Increasingly many computer automated products and services can be controlled by recognizing speech and interpreting words spoken in human languages. This enables desirable touchless modes of interaction. It also allows for controlling devices with complex functions without learning and remembering how to navigate one or more levels of menus or which of many buttons to use. Users can request actions by voice and receive a positive experience as the product or service is able to complete the requested action.
This is useful for actions as simple as requesting the weather report, as complex as booking a detailed travel itinerary, as commonplace as opening a window, as specialized as controlling a surgical robot, as pleasurable as ordering delicious food from a restaurant, or as unpleasant as paying the credit card bill for the delicious food.
Every action requires some level of access to personal information and might have a lasting effect on somebody's life. Accordingly, some actions are more important than others, and very important actions require more strict authorization than unimportant ones. The description below describes authorization of actions using metadata about user requests and voiceprints of user speech.
The following describes technologies that can authorize a user to perform an action.
The process involves comparing metadata related to a user request to records of user data in a database. Records can include a voiceprint and other metadata such as usernames, phone numbers, and network and geographical locations. A username is an example of metadata that is input directly by the user making the request. A phone number is an example of metadata that can be captured by the Caller ID system for requests made by telephone. Network location is an example of metadata automatically identifiable for requests made over the internet. Geographical location is an example of metadata captured by mobile devices with geolocation capabilities.
Database Matching
The Voice Vector field can be used to perform voice identification. The field might include the voice vector directly or the field might point to a different source for the voice vector. For example, a separate third party service provider might store voice vectors and perform voice fingerprint analysis. The Voice Vector field with records is not necessary. Some users might enroll in the database through typing or other means that do not use voice. Also, some users might not consent to having their voiceprint stored.
Voiceprint matching is a fuzzy matching technique. Its accuracy decreases as the database grows. Matching other data is an exact match process, which scales well. For run-time matching of a user to a record, it is only necessary to have a value for at least one field in each record. Some implementations will require metadata to match to multiple fields or require request metadata for some fields.
Some examples of fields that might be useful in different implementations or different scenarios are Name, Phone Number, City, Home Address, Email Address, IP Address, Device Type, and Device ID.
The values of some fields in the database may be written by or read from one or more providers. For example, a phone number can be found from a digital wallet service and from a connected device such as a car or smart TV Service.
Matching metadata from a user request to fields in database records, even for exact matches, are not perfectly dependable ways to verify the user's identity. There can be ambiguity if a data value appears for multiple records. For example, multiple records may have the same value for the Home Phone Number field in records for multiple users who live in the same home. It is even possible, for example, to have a Phone Number match to a single database record but that the user is not associated with the record because the user is using somebody else's phone.

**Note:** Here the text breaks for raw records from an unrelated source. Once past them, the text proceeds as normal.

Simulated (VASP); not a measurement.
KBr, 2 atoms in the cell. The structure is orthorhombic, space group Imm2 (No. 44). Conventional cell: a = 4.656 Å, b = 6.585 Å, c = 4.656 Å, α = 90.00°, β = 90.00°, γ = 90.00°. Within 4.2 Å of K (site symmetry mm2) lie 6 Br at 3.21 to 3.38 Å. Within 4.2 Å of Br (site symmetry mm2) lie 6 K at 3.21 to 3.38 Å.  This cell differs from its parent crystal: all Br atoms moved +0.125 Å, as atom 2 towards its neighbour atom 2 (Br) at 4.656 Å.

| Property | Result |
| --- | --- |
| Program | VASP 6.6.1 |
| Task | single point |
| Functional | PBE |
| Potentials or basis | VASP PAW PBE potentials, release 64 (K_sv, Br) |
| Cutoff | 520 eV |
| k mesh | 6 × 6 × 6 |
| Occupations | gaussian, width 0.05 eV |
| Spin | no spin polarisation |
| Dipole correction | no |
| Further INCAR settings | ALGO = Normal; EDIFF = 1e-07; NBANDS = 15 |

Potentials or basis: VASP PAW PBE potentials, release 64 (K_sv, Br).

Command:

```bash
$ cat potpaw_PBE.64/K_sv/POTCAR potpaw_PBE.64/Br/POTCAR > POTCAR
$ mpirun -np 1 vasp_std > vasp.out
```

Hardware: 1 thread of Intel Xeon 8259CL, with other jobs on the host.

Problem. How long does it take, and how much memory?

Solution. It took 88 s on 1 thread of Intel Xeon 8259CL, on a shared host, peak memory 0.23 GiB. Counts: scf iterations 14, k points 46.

Authorization of actions using voice identification requires a 2-step process.
Neither step is perfectly accurate. Metadata matching produces a dependability score representing how dependable the matches of available metadata to database record fields is for uniquely identifying a record for the user. Voice fingerprint comparison computes a closeness between a voiceprint of the speech audio with the user request and the voiceprint associated with the database record. The dependability score and voiceprint closeness are combined to compute a confidence score for a match between the user and the database record for the given request.
It is then possible to authorize an action for the account associated with the record having the highest confidence score. Alternatively or additionally, the authorization can depend on the confidence score exceeding an action confidence threshold. Different actions may have different thresholds. This would be appropriate when different actions have different levels of importance or different severities in case of an incorrect identification of the user.
In one implementation, confidence is assessed in three discrete levels.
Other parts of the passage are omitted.